A third of SA’s population will be under 18 in 2015

2014-08-12 15:59

Over one third of South Africa’s population is expected to be under the age of 18 in 2015, according to a United Nations Children’s Fund report.

According to Unicef’s Generation 2030 Africa report, next year 18 million out of South Africa’s projected population of 53 million people would be under 18 years old.

The projected population for the country was 5% of Africa’s total population. South Africa’s “below-18” population comprised 3% of Africa’s population within the same demographic.

Five million South African citizens would be under the age of five (3% of Africa) and 10 million would be adolescents (4% of Africa).

In 2050, South Africa’s projected population of 63 million would equal 3% of Africa’s, and its below-18 representation drops to below 3%.

Nigeria looms large. Next year sees the country have 16% of Africa’s population and its below-18 population is 17% of the same demographic across the continent.

In 2050, Nigeria would make up 18% of Africa’s total population as its expected population in 2015 of 184 million was expected to more than double to 440 million.

This growth is mirrored in expectations regarding Nigeria’s under-18 population, where it would comprise 21% of the continent’s total under-18 population.

Regarding fertility rates, next year South Africa was expected to have a fertility rate of 2.3 children per woman, one of the lowest on the continent, and below Africa’s expected average of three children per woman.

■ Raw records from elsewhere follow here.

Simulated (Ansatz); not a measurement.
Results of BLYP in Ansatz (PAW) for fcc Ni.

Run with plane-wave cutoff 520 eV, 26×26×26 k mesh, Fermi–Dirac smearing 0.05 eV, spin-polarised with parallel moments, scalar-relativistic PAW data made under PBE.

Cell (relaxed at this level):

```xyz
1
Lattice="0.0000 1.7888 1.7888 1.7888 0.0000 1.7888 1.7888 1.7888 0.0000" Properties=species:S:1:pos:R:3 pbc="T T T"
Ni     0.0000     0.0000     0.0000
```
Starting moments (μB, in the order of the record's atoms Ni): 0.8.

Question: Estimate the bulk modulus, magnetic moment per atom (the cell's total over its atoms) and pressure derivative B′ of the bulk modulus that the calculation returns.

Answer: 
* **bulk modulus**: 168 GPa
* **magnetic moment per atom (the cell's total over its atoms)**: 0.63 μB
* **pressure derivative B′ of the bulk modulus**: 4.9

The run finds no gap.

In terms of contraception, more than 60% of South Africa’s married or “in-union” women between the ages of 15 and 49 were expected to use contraception, among the top five highest rates of use in Africa. Less than 15% of these women wanted to stop or delay having children, but were not using a method of contraception.

Next year, South Africa’s old-age dependency ratio was expected to be nine people per 100 persons of working age, being between 15 and 64 years old, the sixth highest on the continent

South Africa was also expected to have 65% of its population living in urban areas next year, the ninth highest level in Africa.

According to the report, in 2050 about 41% of all births would take place in Africa, and in the same year 25 people out of every 100 would be African.

This was against the expected figures in 2015, when Africans would make up 16 people out of every 100 around the world.

In 2015, 40% of Africa’s population was expected to be living in cities, versus more than 50% in 2050.